Over the past decade, the battle in Freeport has ripped a town apart and changed the law of the land in Texas. So why would a new conservative member of the Texas House—a man who witnessed and participated in some of this heady history firsthand—not want to talk about it?

In an ideological mismatch, the blueblood family of first-term Rep. Van Taylor, R-Plano, was on the eminent domain side of Freeport’s marina fight—the side that gives many of Taylor’s fellow Texas conservatives hives. However, few in Taylor’s Plano-based district seem to know much about the issue, which never surfaced during his campaign.

VanTaylor

To understand this tale of greed and conservative hypocrisy, a little history helps. Taylor descends on his mother’s side from the 1909 marriage of Humble Oil founder Robert E. Lee Blaffer to a Texaco founder’s daughter. Gov. James Hogg dubbed the union “the conglomerate of the century.”
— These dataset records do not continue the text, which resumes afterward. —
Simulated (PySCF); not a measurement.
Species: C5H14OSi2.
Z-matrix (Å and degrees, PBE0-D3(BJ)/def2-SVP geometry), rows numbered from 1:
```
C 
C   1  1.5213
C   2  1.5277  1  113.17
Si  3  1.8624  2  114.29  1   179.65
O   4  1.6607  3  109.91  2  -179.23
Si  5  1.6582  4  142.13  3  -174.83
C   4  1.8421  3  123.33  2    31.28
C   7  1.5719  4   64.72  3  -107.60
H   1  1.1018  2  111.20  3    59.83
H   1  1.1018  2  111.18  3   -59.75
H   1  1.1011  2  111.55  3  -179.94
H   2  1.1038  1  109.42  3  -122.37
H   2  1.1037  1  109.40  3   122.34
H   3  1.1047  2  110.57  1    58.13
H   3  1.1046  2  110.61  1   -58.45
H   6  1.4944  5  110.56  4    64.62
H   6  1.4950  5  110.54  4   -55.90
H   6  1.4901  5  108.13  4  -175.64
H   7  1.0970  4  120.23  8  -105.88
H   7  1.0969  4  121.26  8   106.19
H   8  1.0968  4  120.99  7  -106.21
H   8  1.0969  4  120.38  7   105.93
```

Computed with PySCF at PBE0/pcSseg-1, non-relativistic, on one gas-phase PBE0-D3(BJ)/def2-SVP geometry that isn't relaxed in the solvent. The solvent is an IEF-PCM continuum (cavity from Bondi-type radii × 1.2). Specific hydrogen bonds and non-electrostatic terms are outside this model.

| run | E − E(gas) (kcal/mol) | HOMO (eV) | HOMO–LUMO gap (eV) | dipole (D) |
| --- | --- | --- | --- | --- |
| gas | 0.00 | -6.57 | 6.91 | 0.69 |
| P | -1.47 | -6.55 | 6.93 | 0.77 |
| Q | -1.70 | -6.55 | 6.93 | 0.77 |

Now fast-forward almost a century. In 2002, Taylor and 10 other young descendants of that marriage inherited a seemingly insignificant scrap of Blaffer wealth: nine acres on Freeport’s dingy waterfront. That beachhead is where Freeport’s imaginative officials envisioned a marina to attract wealthy people, shops and hotels to a city laboring under a petrochemical cloud.

Freeport officials wanted the marina so bad that they made the Blaffer heirs an offer that was hard to refuse. The city would loan the Blaffers $6 million to build the marina on land valued at $750,000. On paper, Freeport’s generous loan suggested to some that the Blaffers didn’t havemuch to lose. But they were putting their reputations at stake.

The marina project’s chief failing was that it did not limit itself to land already owned by either the Blaffers or local government. When negotiations with several adjacent landowners broke down in 2003, the city-controlled Freeport Economic Development Corp. invoked eminent domain to buy the disputed properties. The Blaffers soldiered on with the project despite its assault on property rights.

The marina debate in Freeport unfolded as a national debate over seizing private land for economic development was coming to a head. In 2005, a 5-4 U.S. Supreme Court majority ruled that a Connecticut town could use eminent domain to seize waterfront homes for a private developer. The majority and  dissenting opinions in Kelo v. City of New London could have been written just as well about the Freeport marina. “Any property may now be taken for the benefit of another private party, but the fallout from this decision will not be random,” wrote dissenting Justice Sandra Day O’Connor. “The beneficiaries are likely to be those citizens with disproportionate influence and power in the political process, including large corporations and development firms.”

 

Rep. Taylor was not the Blaffer family’s front man on the marina. That role fell to his cousin, Dallas developer Hiram Walker Royall. On behalf of the Blaffer heirs, Royall agreed in 2002 to develop the Freeport marina.

When Freeport officials invoked eminent domain at the marina in 2003, Taylor was 7,000 miles away, doing a reserve tour with Marines who spearheaded the invasion of Iraq. The military later decorated Capt. Taylor for valor in the fight for the city of An Nasiriyah and the rescue of Army Private Jessica Lynch.

His military service did not keep Taylor away from the marina debacle forever. In May 2005, the future legislator accompanied Walker Royall to Freeport for a public meeting about the project. Taylor left the speaking to Royall that day, but he witnessed verbal combat. One citizen asked the developers how they squared the project’s use of eminent domain with the Tenth Commandment’s prohibition against coveting your neighbor’s property. Another wanted to know why taxpayers had to finance the project. It was a good question, given that the Blaffers are stockholders in the local Texas Gulf Bank (Taylor sits on the board).

“Unfortunately, the market here, the way it is right now, is not a proven market,” Royall responded. “The banks would not be willing to lend us the money under terms that we could accept for the project, meaning that the interest rate would go up, the amount of risk would go up.” No commercial bank, in other words—not even the Texas Gulf Bank—would match the terms the city of Freeport had offered the developers.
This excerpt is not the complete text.